In this paper, the keypoints firstly are detected by the Features from Accelerated Segment Test (FAST) algorithm. Then, the location of the keypoint is refined in the scale and the space. Next, the scale factor of the keypoint is directly computed with the depth information of the image. And next, the intensity centroid of the circle centered on the keypoint is calculated, and the orientation of keypoint is computed by the offset from its intensity centroid. Finally, the experimental results show that, compared with the original BRISK algorithm, the improved BRISK algorithm’s robustness of rotation and scale invariance are stronger.
This paper is organized as follows. In
Section 2 a brief survey of related work is presented. Then the BRISK algorithm principle is described in
Section 3. In
Section 4, improvement of the BRISK algorithm (BRISK_D algorithm) is introduced. Some experimental results are presented in
Section 5 and, finally, we provide some conclusions and future work.
2. Related Work
Attneave et al. [
13] explains some of the problems of visual perception. From the perspective of visual behavior, people introduce information theory to quantify the data received by the visual system. From an information point of view, most of the visual information received by the human visual system is redundant, because the information received by the intricate neurons is interrelated. People can extract the main signal content by extracting information from a limited number of neurons. According to the experimental research, it is proposed to express the main visual information by pixels with large degree of variation in the uneven region of the image. However, this theory is only experimentally described, and has not been quantified.

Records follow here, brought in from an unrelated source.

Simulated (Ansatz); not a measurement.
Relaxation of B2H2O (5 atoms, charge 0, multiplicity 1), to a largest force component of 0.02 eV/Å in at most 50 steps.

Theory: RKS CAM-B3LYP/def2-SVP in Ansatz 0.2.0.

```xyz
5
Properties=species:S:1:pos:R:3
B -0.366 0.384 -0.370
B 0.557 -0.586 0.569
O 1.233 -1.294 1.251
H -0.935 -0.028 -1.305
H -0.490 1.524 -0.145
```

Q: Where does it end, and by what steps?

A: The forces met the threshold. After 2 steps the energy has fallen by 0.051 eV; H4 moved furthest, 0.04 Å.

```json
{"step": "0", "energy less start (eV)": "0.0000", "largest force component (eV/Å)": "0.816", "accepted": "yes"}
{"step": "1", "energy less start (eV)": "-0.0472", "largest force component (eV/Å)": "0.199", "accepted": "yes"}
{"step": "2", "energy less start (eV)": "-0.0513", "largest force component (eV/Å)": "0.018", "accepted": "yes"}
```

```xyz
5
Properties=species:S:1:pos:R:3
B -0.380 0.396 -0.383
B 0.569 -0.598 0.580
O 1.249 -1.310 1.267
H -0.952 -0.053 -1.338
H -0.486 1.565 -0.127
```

The history of image local feature research first originates from Moravec’s point of interest [
14]. It detects interest points based on the similarity of neighborhood pixel autocorrelation functions. It is a relatively original corner detection method, which is particularly sensitive to the pixel gray noise and does not have the feature of the rotation invariance.
The Hessian detector proposed by Beaudet [
15] opens the precedent of feature point detection algorithm based on image local gradient information. The Hessian matrix is very suitable for measuring the local gradient features of images. Many well-known feature point detection algorithms based on image gradient information use Hessian matrix to calculate their corresponding feature point response functions, such as LoG [
16], SURF [
7], KAZE [
17], AKAZE [
18],and so on.
The first corner detection algorithm is the Harris corner detection method [
19]. It uses a differential operator to construct a
gradient matrix containing structural features and uses the distribution of gradient matrix eigenvalues to determine whether the local structure of the image is a corner, edge or flat region. The Shi-Tomas [
20] corner defines the corner point from the discriminability of the feature point tracking. It is essentially the same as the Harris corner, and is a development of the Harris corner. The above corner points do not have scale invariance, nor rotation invariance.
Lindeberg [
21,
22] introduces multiscale analysis in image processing, and points out that the Gauss kernel filter is the optimal scale filter. Mikolajczyk combines the multi-scale analysis and affine transformation of Lindeberg with the Harris feature points based on the gradient feature to develop the invariant features of Harris-Laplace and Harris-Affine [
23]. But the computational complexity is too large and the application is limited.
In addition to gradient-based feature points, the local invariant features appeared in 1999~2006 are more based on the patch feature. Most of the patch characteristics can provide better location, scale and direction information. Among them, the most famous feature is the SIFT feature proposed by D.G. Lowe [
5]. Although SIFT is a popular feature detection and descriptor, it has a large amount of computation and storage. SURF [
7] is another plaque-based invariant feature. In the integral operation of SURF, Bay draws on Viola’s integral graph technique in face detection [
24]. The computing speed is several times faster than that of SIFT, but its matching accuracy is somewhat lower than that of SIFT.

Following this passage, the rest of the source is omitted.